As I stood in the galley, eyeing up my ingredients and forming a plan, the crew could sense my apprehension. One by one, they began popping their heads into the companionway to offer advice.
“My mum always added sweet corn,” one said.
“I bake mine until the top is a little crispy,” another chimed in.
“I’d add that third tin of tuna,” yet another offered.
I listened to some of their suggestions (the crispy top) and respectfully ignored some (the sweet corn). The result was a tuna pasta bake that I’m proud to say won the British crew’s stamp of approval. It was everything a cold-water boat meal should be: simple, hearty, and the perfect excuse to turn on the oven and warm up the cabin.
British-Style Tuna Bake (serves 6)
- 1 lb. rigatoni or penne pasta
- 3-4 Tbsp. olive oil
- 2 small or medium onions, chopped
- Salt and pepper to taste
- 3 cloves garlic, minced
- 8 Tbsp. tomato paste
- 3/4 cup red wine
- 1 12-ounce can diced tomatoes
- 2 tsp. sugar
- Pinch of oregano and basil
- 3 cans tuna in oil (3.5- to 5-ounce cans, drained)
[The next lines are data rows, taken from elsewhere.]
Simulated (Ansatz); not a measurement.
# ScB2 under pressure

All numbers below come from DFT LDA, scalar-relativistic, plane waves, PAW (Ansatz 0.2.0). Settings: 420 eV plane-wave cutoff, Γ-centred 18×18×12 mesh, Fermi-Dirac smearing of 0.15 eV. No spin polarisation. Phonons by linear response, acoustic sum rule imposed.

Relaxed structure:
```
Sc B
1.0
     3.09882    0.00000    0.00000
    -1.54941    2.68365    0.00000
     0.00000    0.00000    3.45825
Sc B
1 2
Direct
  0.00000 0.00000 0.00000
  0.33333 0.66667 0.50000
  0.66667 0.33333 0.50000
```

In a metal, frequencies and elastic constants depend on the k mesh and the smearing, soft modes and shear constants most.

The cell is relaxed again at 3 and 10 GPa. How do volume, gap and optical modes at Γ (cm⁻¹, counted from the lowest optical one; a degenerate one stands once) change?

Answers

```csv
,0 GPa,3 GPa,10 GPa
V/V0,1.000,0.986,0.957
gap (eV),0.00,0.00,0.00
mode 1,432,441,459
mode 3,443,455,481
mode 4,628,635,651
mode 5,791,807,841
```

- 1 generous cup fresh baby spinach leaves or kale, chopped
- 1 cup mozzarella, grated
- 1 generous cup cheddar, grated
- Dusting of Parmesan, grated
Preheat the oven to 400 degrees Fahrenheit.
Boil pasta in a large pot of generously salted water, until one stage before al dente. (Use package directions as a guide.) Drain, but reserve about 1½ cups of the pasta water. Set pasta aside.
Heat olive oil in the pasta pot. Sauté onions with a pinch of salt and pepper until they soften. Add garlic and cook for another 2 minutes. Add tomato paste and blend, stirring, for another minute. Stir in the wine, and allow sauce to simmer for 2 to 3 minutes.
Stir in tomatoes, sugar, herbs and tuna. Simmer for 10 minutes. Add baby spinach or kale and cook briefly, until wilted.
Remove from heat. Thin the sauce with a bit of pasta water, then gradually add cooked pasta and mozzarella, stirring gently and adding more pasta water as needed to keep the mixture moist. Transfer to a greased 9-by-13-inch baking pan or casserole dish. Top with cheddar and Parmesan.
Bake until cheese is melted and bubbling, and the edges of the bake are slightly crispy. Serve warm.